On this journey, for the first time, I passed through forests which had not been devastated by the logging industry. This isn’t to say they were intact by any means; but the destruction had been wrought by locals and was on a much smaller scale. For centuries the Akha and Thai Lu people (so-called ‘hilltribes’) have made their living by the slash-and-burn farming method. They slash away the undergrowth, then set fire to the trees, before finally hand-ploughing the cinders to produce a rich and productive soil amongst the charred stumps. Ugly but effective, at least in the short term. Officially the crops grown are rice and maize, but in practice the hillsides are awash with opium poppies.

Opium has been grown and smoked for generations here, and despite government efforts the business is thriving. Within five minutes of walking into the Akha village of Namdad Mai I was discreetly offered a small packet. “Good quality, five dollars,” whispered the woman. Much of it is consumed in the villages by men relaxing happily in thatched bamboo huts while their wives and daughters hoe the fields. Time and again over the following few days, these men would offer me conspiratorial puffs at the giant brass-ringed bamboo tubes which they use as pipes.

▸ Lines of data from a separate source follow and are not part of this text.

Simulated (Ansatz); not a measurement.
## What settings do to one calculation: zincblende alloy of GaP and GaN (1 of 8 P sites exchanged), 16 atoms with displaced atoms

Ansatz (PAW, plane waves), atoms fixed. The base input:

Muang Sing has grown considerably as Laos’s trade with China has blossomed. Chinese lorries thunder down the main street, driven curiously enough by men wearing Mao caps – not exactly the height of fashion in China these days. In the bazaar Chinese noodles, Chinese toothpaste and Chinese transistor radios are popular items. I don’t know if it was just coincidence but Muang Sing’s bazaar was also the place to buy live frogs, each delicately shackled by its back legs to a bamboo stick.

My map showed a road heading north for 40 miles to Sop La, where Laos, China and Burma meet and the Mekong effectively leaves China. I hired a mountainbike and set off for this symbolically momentous spot. For the first 20 miles the dirt road was well graded and I swung easily over the hills. Gradually the scenery changed from ricefields to forest. The terrain became more mountainous, but I continued making good progress till the road gave out at the foot of a pass. Here I had to push the bike up half a mile of glutinous red mud. The camp I made at the summit was easily the highest of my trip so far, but it was still unbearably hot and I lay awake till the early hours listening to the sounds of the forest. Cicadas kept up a continuous and deafening trill, and the frogs – those that hadn’t been frogmarched off to Muang Sing bazaar – responded with deep-throated croaks from all points of the compass.

During the night I was visited by an odd couple carrying a paraffin lamp like wayfarers from a Thomas Hardy novel. The husband unzipped my tentflap. “Would you like a smoke?” he asked. “No thanks,” I replied sleepily. “Have you got any opium?” he persisted. “Sorry,” I said. “Could you give me some money to buy opium then?” “No, absolutely not.”

Unconcerned, he sat down in the tent porch, lit his pipe, and immediately collapsed into a fit of coughing which continued for a full five minutes before this strange pair said a polite goodnight and shuffled on their way.

The road had now become just a line of footprints in the mud, but I pushed the bike for another half mile until a group of boisterous lads blocked my way. They were sitting smoking cigarettes and obviously at a loose end. One of them immediately asked if he could have a go on my bike. I said OK and he set off downhill, but it quickly became clear that he’d never ridden a bicycle before. Gathering speed, he didn’t seem to know how to use the brakes, and soon went head-over-heels.

The damage to him was just a grazed ankle, but for the bike it was more serious. Its front wheel had buckled and was scraping against the fork. Amazingly, using a rock and a piece of wood, I managed to hammer it straight again, but looking at the bike, at the path and at me, I had to accept that my northward ride was at an end. I waved goodbye to the boys, thwacked the handlebars straight and turned back towards Muang Sing.